Implements the algorithm DIMSUM using a PySpark implementation.
This repository is built to implement the algorithm DIMSUM on a set of data containing customers interactions on products for a given web commerce.
The folder data
was implemented so to manipulate data that is used as input for the algorithm. It follows already a pre-defined schema that transforms data from Google BigQuery GA data to the specified schema (and saves results to a user input specified URI, as will further be discussed below.

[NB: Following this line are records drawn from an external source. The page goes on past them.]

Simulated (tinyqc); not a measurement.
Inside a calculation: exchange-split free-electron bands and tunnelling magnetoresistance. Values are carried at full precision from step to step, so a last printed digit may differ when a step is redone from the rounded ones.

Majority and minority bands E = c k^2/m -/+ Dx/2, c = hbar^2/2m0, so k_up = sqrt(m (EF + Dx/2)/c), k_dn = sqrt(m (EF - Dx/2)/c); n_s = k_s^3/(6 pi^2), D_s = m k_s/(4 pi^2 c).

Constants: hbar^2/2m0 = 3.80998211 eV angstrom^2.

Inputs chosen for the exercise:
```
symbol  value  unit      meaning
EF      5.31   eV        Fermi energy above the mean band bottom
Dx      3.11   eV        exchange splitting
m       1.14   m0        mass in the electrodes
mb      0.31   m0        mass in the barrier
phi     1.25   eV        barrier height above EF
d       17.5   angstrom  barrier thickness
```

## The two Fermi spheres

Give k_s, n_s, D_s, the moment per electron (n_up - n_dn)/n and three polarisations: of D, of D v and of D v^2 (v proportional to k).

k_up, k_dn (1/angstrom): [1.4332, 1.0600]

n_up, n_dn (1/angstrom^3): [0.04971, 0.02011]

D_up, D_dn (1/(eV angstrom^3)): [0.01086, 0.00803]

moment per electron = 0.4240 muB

The main folder of this repository is spark_jobs
where you'll find the main algorithm implemented, specifically, the file spark_jobs/neighbor.py
.
To run a neighbor job against spark using Google Dataproc, this is one example of how to do so:
gcloud dataproc jobs submit pyspark \
--cluster=test3 \
--properties=spark.hadoop.fs.s3n.awsAccessKeyId=<key>,spark.hadoop.fs.s3n.awsSecretAccessKey=<secret> \
--py-files=base.py,factory.py,neighbor.py \
--bucket=lbanor \
run_marreco.py -- \
--days_init=7 \
--days_end=3 \
--source_uri=gs://lbanor/pyspark/datajet/dt={}/*.gz \
--inter_uri=gs://lbanor/pyspark/marreco/neighbor/intermediate/{} \
--threshold=0.1 \
--force=no \
--decay=0.03 \
--w_browse=0.5 \
--w_purchase=6.0 \
--neighbor_uri=s3n://gfg-reco/similarities_matrix/ \
--algorithm=neighbor
In this example, notice the source_uri
is a template for where to get datajet data from. The {}
is
later used for string formatting in python (where the date is set).
Next we have inter_uri
and this is where intermediary results are saved. By intermediary results, this means
the result of the pre-processing that each algorithm applies on datajet data to get its input schema setup for
later usage.
Finally we have the neighbor_uri
and that's where we save the final results. The example shown above contains values
that we used in our own production environment. Please change them accordingly to your infrastructure.
For the top_seller
algorithm, here follows an example:
gcloud dataproc jobs submit pyspark --cluster=test3 \
--properties=spark.hadoop.fs.s3n.awsAccessKeyId=<key>,spark.hadoop.fs.s3n.awsSecretAccessKey=<secret> \
--py-files=base.py,factory.py,top_seller.py \
--bucket=lbanor \
run_marreco.py -- \
--days_init=7 \
--days_end=3 \
--source_uri=gs://lbanor/pyspark/datajet/dt={}/*.gz \
--inter_uri=gs://lbanor/pyspark/marreco/top_seller/intermediate/{} \
--force=no \
--top_seller_uri=s3n://gfg-reco/top_seller_array/ \
--algorithm=top_seller
To get access for the help menu, you can run:
python run_marreco.py -h
And for information about each algorithm, you can run (replace "neighbor" with any other available algorithm you desire):
python run_marreco.py --algorithm=neighbor -h
Examples of running each algorithm can be found in the folder bin
such as the file bin/dataproc_neighbor.sh
.
For the neighborhood algorithm, you can send the parameter threshold
which sets from which number the similarities should converge to real values with given probability. For instance, if you choose threshold=0.1
, then everything above this value will be guaranteed to converge to real value with given probability and with a given relative error. The trade-off is that less computing resources is required to run the job.
Main dependecies are:
- pyspark with spark installed and ready to receive jobs.
- Jinja2
- Numpy (for unit test)
- pytest, pytest-cov and mock
There are two types of tests in this project, unit and system. To run the latter, it's required to have a local spark cluster running in order to receive the jobs.
To run unit testing, go to main folder and run:
py.test tests/unit/ --quiet --cov=.
For integration testing, it's required to run each test separately so to not have spark conflicts:
py.test tests/system/spark_jobs/test_neighbor.py --quiet --cov=. --cov-fail-under=100
Or for top seller:
py.test tests/system/spark_jobs/test_top_seller.py --quiet --cov=. --cov-fail-under=100
Notice the integration tests will take much longer as it initializes a spark context for the tests.